# Adding integers with different signs using models

## Adding Integers with different signs

#### Objectives

Student will be able to...

1. Develop real life situations involving integers
2. Understand how to use models to addd integer
3. Evaluate addition problems using mental math

#### Introduction

• Let’s recall the definition for integers. Try to think of some examples in your head...
• Definition: The set of whole numbers and their opposites.
• Well, In case you forgot what whole numbers is...
• Whole Numbers: The set of all counting (1, 2, 3, 4, ....) and zero.
• So, can you think of three examples of an integer?
• Here are some examples: -45, -11, -2, 0, 19, 100, 3,576...

#### Real Life Application

• Integers can be found everywhere around you.
• Can you think of any examples in which you see integers on a day to day basis? Write down at least three places that integers are used.
• Some examples:
• Football game (negative yards)
• Bank (owing money/in debt)
• Temperature

#### Using Models

In mathematics, we like to use models (or representations) to explain a specific topic. Please visit Jamie Woodcock’s page: Models: an Instructional Tool to learn more about models.

In this lesson, we will use “integer tiles to represent integers.” You can make (or find) your very own integer tiles in your house. If you have two different color poker chips, this will work great! If not, use two different colored construction paper. Cut up small squares that are approximately the same size. You should cut at least 15 squares for each color.

For our purposes, we are going to use red “tiles” for negative numbers and white “tiles” for positive numbers. (If using different color, denote one color for negative and one for positive!)

#### Let’s Add! (Adding integers with different signs)

Now that we understand what integers are and what models are, lets use the models to add integers.

So, if we wanted to add the two integers -7 + 5, how would we represent this using tiles?

Let’s put 7 red tiles and 5 white tiles next to each other to represent this problem.

Can you think of a way to add these numbers? Share your ideas on how you might add your numbers here

One way to look at the models, is to see that a 1 positive tile and 1 negative tile, cancel each other out. Think about it this way, if you have \$1 in your pocket, but buy a Gatorade for \$1, how much money are you left with? The answer is zero!

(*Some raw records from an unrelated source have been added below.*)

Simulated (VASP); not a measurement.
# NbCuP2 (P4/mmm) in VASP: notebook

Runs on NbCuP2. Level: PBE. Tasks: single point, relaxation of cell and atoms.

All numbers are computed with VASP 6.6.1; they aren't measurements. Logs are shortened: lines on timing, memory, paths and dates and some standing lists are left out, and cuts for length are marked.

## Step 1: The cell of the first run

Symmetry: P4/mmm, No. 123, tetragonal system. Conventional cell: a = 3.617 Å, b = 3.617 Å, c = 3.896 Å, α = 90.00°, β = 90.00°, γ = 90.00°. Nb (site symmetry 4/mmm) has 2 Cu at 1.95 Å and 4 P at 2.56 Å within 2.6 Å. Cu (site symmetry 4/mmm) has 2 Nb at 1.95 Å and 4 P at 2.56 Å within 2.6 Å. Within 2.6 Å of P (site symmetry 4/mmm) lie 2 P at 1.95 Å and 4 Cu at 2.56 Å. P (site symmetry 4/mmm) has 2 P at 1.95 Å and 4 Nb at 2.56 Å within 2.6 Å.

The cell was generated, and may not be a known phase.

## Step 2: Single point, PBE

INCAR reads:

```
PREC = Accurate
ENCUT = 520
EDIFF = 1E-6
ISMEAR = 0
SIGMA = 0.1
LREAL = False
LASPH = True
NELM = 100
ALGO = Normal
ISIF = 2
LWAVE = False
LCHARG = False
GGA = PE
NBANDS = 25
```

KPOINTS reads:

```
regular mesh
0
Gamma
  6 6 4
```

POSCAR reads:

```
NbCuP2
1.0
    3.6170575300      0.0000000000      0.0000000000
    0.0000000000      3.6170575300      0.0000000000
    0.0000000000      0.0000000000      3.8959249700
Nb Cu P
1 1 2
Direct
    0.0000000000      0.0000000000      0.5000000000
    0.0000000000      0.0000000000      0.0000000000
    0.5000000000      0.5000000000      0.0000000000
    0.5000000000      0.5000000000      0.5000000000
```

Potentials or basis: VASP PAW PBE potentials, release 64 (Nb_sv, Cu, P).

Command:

This is what we call, “zero pairs.” Make as many zero pairs as you can and then count up what is left! Don’t forget to look at the color of the tile! This will tell us if our answer is positive or negative.

Now, we can add...

-7 + 5 = 2 red tiles = -2

• Challenge:
• Can you create a real life scenario that represents the integer expression -7 + 5?
• Mental Math: Can you mentally visualize the problem -3 + 2 in your head? Try to arrange the tiles mentally and find a solution!

Now lets do some practice with adding integers using our models with different signs...

#### Assessment

• 1. -8 + 9
• 2. 10 + -5
• 3. 4 + -11
• 4. -6 + 3
• 5. -15 + 15
• 6. Word problem: The low temperature for the day in Alaska was -8°F. What was the high temperature for the day if the temperature rose 15°F ? Can you write an integer expression to solve this?